Although we don’t think of it anymore, the word “goodbye” is in fact a contraction of the phrase “God be with ye.” The Romance languages have similar words for goodbye. In Italian, “addio.” In Spanish, “adios.” These words ultimately derive from the Latin “ad Deum,” literally, “to God.” The French word “adieu” is a contraction of the Old French phrase “a Dieu vous comant,” which again literally means “I commend you to God.”
It is, of course, always praiseworthy to commend others to God, but note that we do not commend someone to God upon our greeting them, but upon our departing from them. Why is this?
I think the answer lies in the words of Our Lord. “Truly, I say to you, as you did it to one of the least of these my brethren, you did it to me.” God could easily feed, and give drink to, and clothe all those that needs these things. He could do this without any help from us. He doesn’t need us to do anything. And yet, He desires that the hungry are fed, not through miraculous means, but through the means of His creatures.
He desires this because He wishes us to become like Him.
Our Lord tells us that we must see Him in others—even the least of His brethren. Indeed, He tells us that the greatest commandment is to love God with all our heart, but then—somewhat shockingly—He tells us that “a second is like it: You shall love your neighbor as yourself.” What is not explicitly stated is that we must see Christ not merely in our neighbor, but ourselves. The command to love our neighbor—to feed him, clothe him, counsel him in his doubts, forgive his offenses, bear his wrongs against us with patience, comfort him when he is afflicted—finds its ultimate fulfillment in the Person of Christ Himself.
The command to love our neighbor, then, is a command to be other Christs.

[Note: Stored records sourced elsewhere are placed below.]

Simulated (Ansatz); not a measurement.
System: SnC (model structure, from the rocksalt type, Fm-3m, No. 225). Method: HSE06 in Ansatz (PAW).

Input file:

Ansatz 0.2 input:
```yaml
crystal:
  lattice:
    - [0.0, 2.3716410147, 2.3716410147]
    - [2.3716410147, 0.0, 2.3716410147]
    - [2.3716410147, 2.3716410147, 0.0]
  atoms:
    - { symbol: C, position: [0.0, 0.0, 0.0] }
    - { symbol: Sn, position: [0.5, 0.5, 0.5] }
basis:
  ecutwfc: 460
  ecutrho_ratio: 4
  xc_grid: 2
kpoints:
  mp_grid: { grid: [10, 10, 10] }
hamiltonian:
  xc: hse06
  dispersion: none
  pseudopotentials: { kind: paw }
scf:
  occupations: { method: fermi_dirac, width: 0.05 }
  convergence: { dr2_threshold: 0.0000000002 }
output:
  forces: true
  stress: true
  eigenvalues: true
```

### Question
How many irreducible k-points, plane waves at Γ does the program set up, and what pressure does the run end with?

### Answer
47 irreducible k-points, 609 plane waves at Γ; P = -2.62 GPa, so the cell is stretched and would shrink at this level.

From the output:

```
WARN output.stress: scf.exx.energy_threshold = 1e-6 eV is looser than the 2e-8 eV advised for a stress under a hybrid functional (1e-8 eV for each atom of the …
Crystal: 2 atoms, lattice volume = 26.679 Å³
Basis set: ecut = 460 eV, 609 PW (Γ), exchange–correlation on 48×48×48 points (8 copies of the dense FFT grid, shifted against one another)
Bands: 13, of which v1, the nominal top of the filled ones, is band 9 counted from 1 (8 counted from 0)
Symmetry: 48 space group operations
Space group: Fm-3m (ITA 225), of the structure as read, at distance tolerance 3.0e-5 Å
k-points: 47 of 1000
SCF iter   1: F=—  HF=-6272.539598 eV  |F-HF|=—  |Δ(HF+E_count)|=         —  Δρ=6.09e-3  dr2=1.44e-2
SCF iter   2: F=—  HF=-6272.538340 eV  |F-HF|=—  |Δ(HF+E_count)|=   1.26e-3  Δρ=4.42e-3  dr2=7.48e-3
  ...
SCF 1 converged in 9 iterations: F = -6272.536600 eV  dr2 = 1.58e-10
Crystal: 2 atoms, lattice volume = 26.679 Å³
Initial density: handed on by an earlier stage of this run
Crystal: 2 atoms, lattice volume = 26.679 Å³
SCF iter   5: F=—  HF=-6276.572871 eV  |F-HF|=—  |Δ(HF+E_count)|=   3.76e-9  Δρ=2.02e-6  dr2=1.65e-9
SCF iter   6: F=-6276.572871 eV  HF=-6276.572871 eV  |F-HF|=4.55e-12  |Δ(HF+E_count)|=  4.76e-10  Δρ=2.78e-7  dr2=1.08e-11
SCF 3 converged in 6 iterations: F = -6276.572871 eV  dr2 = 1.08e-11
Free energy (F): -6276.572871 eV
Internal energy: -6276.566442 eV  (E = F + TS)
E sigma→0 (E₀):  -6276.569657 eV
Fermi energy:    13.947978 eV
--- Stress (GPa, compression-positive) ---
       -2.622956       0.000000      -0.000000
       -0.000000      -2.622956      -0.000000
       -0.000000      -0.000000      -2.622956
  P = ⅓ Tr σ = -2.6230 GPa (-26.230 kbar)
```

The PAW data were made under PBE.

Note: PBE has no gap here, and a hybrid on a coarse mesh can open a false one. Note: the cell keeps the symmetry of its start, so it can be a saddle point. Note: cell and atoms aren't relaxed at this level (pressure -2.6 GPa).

Why does God not do all this Himself, then? Because He loves us too much to not share His life of Grace with us. He grants us the immense dignity, and the profound responsibility, to share in His work of sanctification and mercy to the world. Then, we may echo with St. Paul “it is no longer I who live, but Christ who lives in me.” We may join with St. Patrick and exclaim:
Christ in the heart of every man who thinks of me,
Christ in the mouth of everyone who speaks of me,
Christ in every eye that sees me,
Christ in every ear that hears me.
Why then do we not commend someone to God upon greeting them? Because, dear reader, as shocking as it may sound, it is precisely then that God has commended them to us. For that short time we are with them, we are privileged to share in the Divine plan, wherein we are called upon to be Christ to the other.
For a time, Christ has sent us in His place, and woe to us if our neighbors do not find Him.
This then is our charge: that as we are commended by God, and as we commend to God, that the least of our brethren are not startled by the change.